Table of Contents
The “path cost” is used as the metric for OSPF’s optimal route selection criteria. The costs on the path to the destination network are accumulated and the path with the lowest cost is adopted in the routing table as the optimal route. Think of it as measuring the distance to the destination network by path cost.
Determining the cost is automatically calculated from bandwidth by default in Cisco router implementations; routers from non-Cisco vendors are also often calculated automatically from bandwidth. The formula for calculating the cost in Cisco router implementations is, by default, as follows.
100(Mbps) / Interface Bandwidth(Mbps)
For example, 10 Mbps Ethernet has a cost of 10 and 1.544 Mbps leased line has a cost of 64. Since the value of the cost is lower for larger bandwidths, the selection of the best route by OSPF will by default give preference to routes with larger bandwidths.

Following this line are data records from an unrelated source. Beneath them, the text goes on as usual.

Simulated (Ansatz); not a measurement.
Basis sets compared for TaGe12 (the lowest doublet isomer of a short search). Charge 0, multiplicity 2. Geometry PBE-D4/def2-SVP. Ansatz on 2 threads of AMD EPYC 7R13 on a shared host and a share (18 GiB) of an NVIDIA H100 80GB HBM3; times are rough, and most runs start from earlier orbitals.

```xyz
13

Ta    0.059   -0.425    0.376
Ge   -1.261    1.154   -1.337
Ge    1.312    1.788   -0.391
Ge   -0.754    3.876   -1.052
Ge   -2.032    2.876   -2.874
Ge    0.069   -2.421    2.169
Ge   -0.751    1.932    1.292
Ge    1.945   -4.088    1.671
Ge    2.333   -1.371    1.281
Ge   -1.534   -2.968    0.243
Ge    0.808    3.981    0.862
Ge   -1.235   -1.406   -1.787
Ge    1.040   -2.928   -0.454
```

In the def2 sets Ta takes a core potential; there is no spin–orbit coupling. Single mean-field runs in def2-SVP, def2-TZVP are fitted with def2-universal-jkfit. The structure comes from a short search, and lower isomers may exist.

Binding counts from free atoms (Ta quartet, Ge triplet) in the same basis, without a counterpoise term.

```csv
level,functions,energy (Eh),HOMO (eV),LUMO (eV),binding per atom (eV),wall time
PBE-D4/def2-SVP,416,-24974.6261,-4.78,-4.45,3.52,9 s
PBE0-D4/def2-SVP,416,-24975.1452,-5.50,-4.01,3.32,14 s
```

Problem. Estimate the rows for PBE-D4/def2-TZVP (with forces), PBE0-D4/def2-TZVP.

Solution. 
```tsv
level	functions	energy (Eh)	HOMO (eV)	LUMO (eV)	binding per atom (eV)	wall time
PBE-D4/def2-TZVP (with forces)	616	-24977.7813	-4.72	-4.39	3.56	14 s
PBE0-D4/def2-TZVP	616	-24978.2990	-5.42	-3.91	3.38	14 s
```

However, because it does not take into account a decimal point, the cost of this formula is 1 for all bandwidths above 100 Mbps, which may not properly reflect the bandwidth of the network if there are links above 100 Mbps. Therefore, the administrator can manually set the cost value by command instead of depending on the interface’s bandwidth.
You can also change the parameters in the cost formula itself to accommodate a faster interface. However, when you change the OSPF cost formula, you should change it on all OSPF routers. If you have a mixture of routers that have changed the formula and those that have not, the cost calculation results will be different for interfaces with the same bandwidth, and you will not be able to correctly determine the optimal route.
The following table summarizes the default cost values for each typical interface in a Cisco router.
Example of path cost
To calculate the cumulative cost, OSPF routers run the SPF algorithm. For simplicity, assuming an OSPF route flows in, as in RIP, the cost of the interface receiving the route will be cumulative. A simple example of cumulative cost is shown in the following figure: from R1, the path cost up to 192.168.1.0/24 will be the cumulative cost values in the beige area of the figure.
If there is more than one minimum cost route, then these routes can be used to achieve an equal cost load balance.
Changing OSPF Costs
You can control the determination of the optimal route by changing the OSPF cost. there are three ways to change the OSPF cost.
- Configuring OSPF Costs Directly
- Changing the Interface Bandwidth (BW)
- Changing the numerator of the cost formula (reference-bandwidth)
To configure the OSPF cost directly, use the following command in interface configuration mode.
(config-if)#ip ospf cost <cost>
<cost> : OSPF cost
To change the interface bandwidth, use the following command in interface configuration mode.
<BW> : Bandwidth(kbps)
To change the numerator of the cost formula, use the following command in OSPF configuration mode.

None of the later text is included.